As an example of the operation of the multiple paired electrode array electromagnetic velocimeter, consider the case of a two-dimensional boundary whose layer thickness .delta. is assumed to be nearly constant over the velocimeter in the x and z directions, and whose fluid flow direction is parallel to the electrodes in the array (i.e., the x-direction). By assuming a boundary layer velocity profile (V in Equation (1)), a constant value of B.sub.y for the magnetic flux, and modeling the electrodes as source-sink lines of known length (to get J.sub.y in Equation (2)), Equation (1) can be integrated to get values of .DELTA..phi. as a function of the electrode spacing in the array.

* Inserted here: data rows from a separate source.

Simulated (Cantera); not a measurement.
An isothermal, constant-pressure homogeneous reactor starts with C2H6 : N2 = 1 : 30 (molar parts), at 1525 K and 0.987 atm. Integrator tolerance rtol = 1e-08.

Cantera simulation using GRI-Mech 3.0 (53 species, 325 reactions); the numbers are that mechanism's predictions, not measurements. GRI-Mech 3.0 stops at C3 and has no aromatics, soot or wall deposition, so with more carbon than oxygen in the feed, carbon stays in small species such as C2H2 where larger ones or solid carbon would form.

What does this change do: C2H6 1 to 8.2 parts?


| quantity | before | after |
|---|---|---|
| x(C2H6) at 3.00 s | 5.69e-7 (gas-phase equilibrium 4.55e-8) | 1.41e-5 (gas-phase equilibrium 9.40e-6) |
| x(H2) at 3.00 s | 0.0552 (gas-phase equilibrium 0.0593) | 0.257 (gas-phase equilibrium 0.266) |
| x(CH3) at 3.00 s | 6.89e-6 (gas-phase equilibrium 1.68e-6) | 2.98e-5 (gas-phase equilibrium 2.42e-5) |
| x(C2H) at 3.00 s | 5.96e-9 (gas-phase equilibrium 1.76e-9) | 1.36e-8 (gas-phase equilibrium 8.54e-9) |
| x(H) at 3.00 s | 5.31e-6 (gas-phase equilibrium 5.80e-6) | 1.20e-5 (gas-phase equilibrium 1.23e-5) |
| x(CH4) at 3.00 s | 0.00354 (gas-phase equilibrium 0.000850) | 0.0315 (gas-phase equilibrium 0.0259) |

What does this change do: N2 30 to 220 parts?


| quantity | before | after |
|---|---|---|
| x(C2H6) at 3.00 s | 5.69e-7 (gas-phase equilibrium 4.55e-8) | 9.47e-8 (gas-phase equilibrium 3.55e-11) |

FIG. 5 shows a plot of a non-dimensional voltage output .DELTA..phi..sup.*, where .DELTA..phi..sup.* is equal to .DELTA..phi..sub.i /.DELTA..phi..sub.uniform and .DELTA..phi..sub.uniform is the voltage reading for uniform flow (i.e., .delta.=0), as a function of a.sub.i /b, (where b is the magnet half width and a.sub.i is the half spacing of the i-th electrode pair). Each of the two curves in FIG. 5, derived from Equation (1), represent a different boundary layer thickness (.delta.).sub.1 and (.delta.).sub.2. For the two pair of electrodes used, it can be seen that the arrayed pairs clearly define the curve shape for a given boundary layer thickness.

The two curves in FIG. 5 could also represent two boundary layers with the same thickness .delta., but having two different shape factor values. The shape factor H is the ratio of the displacement thickness to the momentum thickness. The upper curve in FIG. 5 would represent the boundary layer with the lower value of shape factor. Clearly, the voltage outputs from the multiple array allow one to measure and differentiate boundary layer shapes.

Another example layout for a magnet and five pair of electrodes is shown in the top view of FIG. 6A where electrode pairs are spaced apart 2a.sub.1, 2a.sub.2, etc. The voltage readings from the five pairs of electrodes would produce the .DELTA..phi..sup.* vs. z curves as shown in FIG. 6B for two boundary layer thicknesses, (.delta.).sub.1 and (.delta.).sub.2, where (.delta.).sub.2 >(.delta.).sub.1. The coordinate Z is the spanwise direction as shown in FIG. 6A.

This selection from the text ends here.